# Creating Factor Variables

In the previous warm-up we explored how factor variables could
be used to split a dataset.  Such splits are usually performed in
order to apply a calculation to each split and perhaps even
combine the results in a later step.  This scenario is so
common that it has its own name: **split-apply-combine**.

In the last warm-up we used factor variables that came with the
original dataset for the split.  It's great when such factors
are readily available.  But sometimes we need to split according
to criteria that are not available with existing factor variables.
In this case we often create one or more factor variables with
values that capture the desired criteria and then perform the
split with these new factor variables.


## Regular Patterns

Sometimes the data in your dataset is structured in regular
patterns.  A useful function for generating factor variables
in regular patterns is **gl** (for Generate Levels).  A few
examples will help.

In [1]:
gl(2, 4, labels=c('this', 'that'))

In [2]:
gl(2, 1, 8, labels=c('this', 'that'))

The parameters to `gl` have the following description.

* `n` - the number of levels to generate,
* `k` - the number of consecutive times each level is repeated.
* `l` - (optional) the total length, `n * k` by default
* `labels` - (optional) names assigned to the factor values, defaults to integers

We can see from the outputs above that the result is a regular
pattern of two constants; so the first parameter is `2` in both
cases.  The difference is in the number of times each constant
is repeated.  In the first case, each constant is repeated `4`
times.  This result in groups of four adjacent elements.
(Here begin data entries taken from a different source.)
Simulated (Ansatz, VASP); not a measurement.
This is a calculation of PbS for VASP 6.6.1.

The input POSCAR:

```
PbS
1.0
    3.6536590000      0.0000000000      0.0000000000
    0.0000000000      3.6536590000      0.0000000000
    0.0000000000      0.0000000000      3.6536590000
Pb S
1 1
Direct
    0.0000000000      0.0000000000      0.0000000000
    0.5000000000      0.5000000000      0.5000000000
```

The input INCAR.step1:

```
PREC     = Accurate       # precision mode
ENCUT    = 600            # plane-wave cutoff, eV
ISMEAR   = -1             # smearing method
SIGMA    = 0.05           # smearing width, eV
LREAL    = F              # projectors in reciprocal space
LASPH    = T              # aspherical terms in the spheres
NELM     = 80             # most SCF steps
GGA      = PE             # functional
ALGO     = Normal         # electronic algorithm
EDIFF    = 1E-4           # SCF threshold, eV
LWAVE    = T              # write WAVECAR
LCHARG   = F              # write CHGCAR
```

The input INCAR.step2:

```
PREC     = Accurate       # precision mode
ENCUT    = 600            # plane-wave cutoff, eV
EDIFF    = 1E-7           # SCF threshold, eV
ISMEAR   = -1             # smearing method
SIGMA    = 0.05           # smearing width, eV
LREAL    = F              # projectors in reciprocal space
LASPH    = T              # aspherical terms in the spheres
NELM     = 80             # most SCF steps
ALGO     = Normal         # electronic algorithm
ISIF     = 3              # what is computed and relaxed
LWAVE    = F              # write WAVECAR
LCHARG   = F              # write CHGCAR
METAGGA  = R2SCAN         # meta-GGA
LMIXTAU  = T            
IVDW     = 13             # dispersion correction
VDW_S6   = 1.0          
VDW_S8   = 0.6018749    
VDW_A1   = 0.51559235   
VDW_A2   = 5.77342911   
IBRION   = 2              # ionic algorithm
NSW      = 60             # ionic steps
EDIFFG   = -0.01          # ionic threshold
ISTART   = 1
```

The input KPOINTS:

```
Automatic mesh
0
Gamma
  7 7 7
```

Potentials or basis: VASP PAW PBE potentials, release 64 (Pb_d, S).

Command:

The second example alternates every element; so the second
parameter is `1`.  The default length of such a pattern is
`n * k = 2 * 1 = 2`.

In [4]:
gl(2, 1, labels=c('this', 'that'))

In order to get eight elements like in the first example, we need
to specify the optional third parameter as `8`.


## Level Interactions

We can create a factor from two existing factors through their
**interaction** - that is, through the cross product of their
possible values.

In [5]:
f1 <- gl(2, 2, labels=c('this', 'that'))
f1
f2 <- gl(2, 1, labels=c('one', 'other'))
f2
interaction(f1, f2)

Note that `f2` is only length `2`; `f1` is length `4`.
Two factors must be the same length in order to interact them.
Since the length of `f1` is a multiple of the length of `f2`,
*recycling* was used to extend `f2` for the interaction.